Government announced plans for a National Internship Scheme to help graduates facing toughest job market in a generation.
John Denham, the Skills Secretary, said that the scheme would incorporate up to three months’ paid work experience. He revealed that four well-known companies, including Microsoft and Barclays, have agreed to take part.
While the internships will not pay a full salary, pay levels will be set slightly above the combined total that a student would earn in that time from a grant and a loan. This means that the interns’ income will not suffer.
The minister justified the scheme saying, “They [new graduates] will be a very big group. We can’t just leave people to fend for themselves.” He added that he hopes the placements will lead to permanent positions. He said, “At the end they will be more employable, and some of them will get jobs.”
The director of the Oxford University Careers Service, Jonathan Black, praised the scheme, “In general, it is a jolly good idea. It is better to be doing an internship rather than bar work. It is important to tackle long-term, young unemployment. It can blight an entire generation like in the 1980s.”
Similarly, students are positive about the government initiative. Anna Hill, a modern languages finalist at New College said, “The national intern scheme is a step in the right direction, as long as the participating graduates don’t get their hopes up too much about the possibility of permanent employment as a result.”
However, the scheme has not yet been confirmed. A Barclays spokesperson said, “Let’s not get ahead of ourselves. We are in on-going talks with the government. It is too early to sign anything yet. However, we look forward to exploring how any government initiative can be integrated with our own programmes.”
Some students think that the scheme will only help graduates in traditional ‘milkround’ industries. A St Anne’s finalist said, “I think people at Oxford are really split into two in terms of careers. Either they are into Law/Banks/Accountancies or they are really not.
I think this government programme will help people who want to go into these. I’m not really interested into going into these industries. I want to take a post-graduate course, but that decision hasn’t been affected by the credit crunch.”

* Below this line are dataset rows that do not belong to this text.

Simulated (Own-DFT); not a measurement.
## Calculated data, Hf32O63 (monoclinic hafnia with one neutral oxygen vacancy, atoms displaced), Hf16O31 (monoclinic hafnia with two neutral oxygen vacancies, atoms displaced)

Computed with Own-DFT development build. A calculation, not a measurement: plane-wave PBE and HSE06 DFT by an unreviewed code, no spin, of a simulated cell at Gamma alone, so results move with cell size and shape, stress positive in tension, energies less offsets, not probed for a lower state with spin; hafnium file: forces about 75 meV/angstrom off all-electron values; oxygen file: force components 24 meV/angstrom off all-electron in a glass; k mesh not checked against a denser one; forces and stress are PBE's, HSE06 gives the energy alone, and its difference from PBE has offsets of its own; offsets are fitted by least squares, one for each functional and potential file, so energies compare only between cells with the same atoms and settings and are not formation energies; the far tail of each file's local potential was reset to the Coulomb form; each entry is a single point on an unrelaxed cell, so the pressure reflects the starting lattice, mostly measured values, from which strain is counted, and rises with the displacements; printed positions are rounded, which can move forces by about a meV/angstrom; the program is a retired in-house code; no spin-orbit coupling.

In the ‘milkround’ industries, many gradates are facing a tough time. Paul Kavanagh, an Economics and Management finalist, despite a predicted first class degree has been rejected from several investment banking posts. He said, “From what I’ve experienced…everyone is finding getting a job in investment banking really difficult this year and given the number of applications to jobs being offered, unless you have had prior investment banking experience, such as an internship or close family connections in the industry…it’s really hard to secure a job, whereas any other year it would have been relatively easy.”
As a result, Kavanagh is applying for a Masters degree, even though it’s going to be a “financial struggle”. He admits, “The only reason I’m applying for a masters is because of the job situation. As I feel it’s better to do something constructive…rather than just wasting a year.”
Jonathan Black emphasizes that the competitive environment in the investment banking does not mean that the majority of undergraduates will be negatively affected.
He said, “There are clearly fewer jobs in the traditional sector. However, it is important to keep in mind that only 4% of our graduates go to work in investment banking. Only 100 students or so will have to think about different industries. For example, some retail companies have pockets expanding and will recruit for management.”
The consensus is that the credit crunch forces graduates to look beyond the financial industry. Another E&M finalist said, “I think now the economic crisis has made a lot of people look into other sectors or even post-grad study which they probably wouldn’t have considered before.”
Anna Hill added, “Despite so many negative effects, the credit crisis is certainly encouraging people to think of creative solutions and I think we could see an increase in entrepreneurship amongst graduates who are so often stereotyped as blissfully unaware of life outside of comfortable grad schemes.”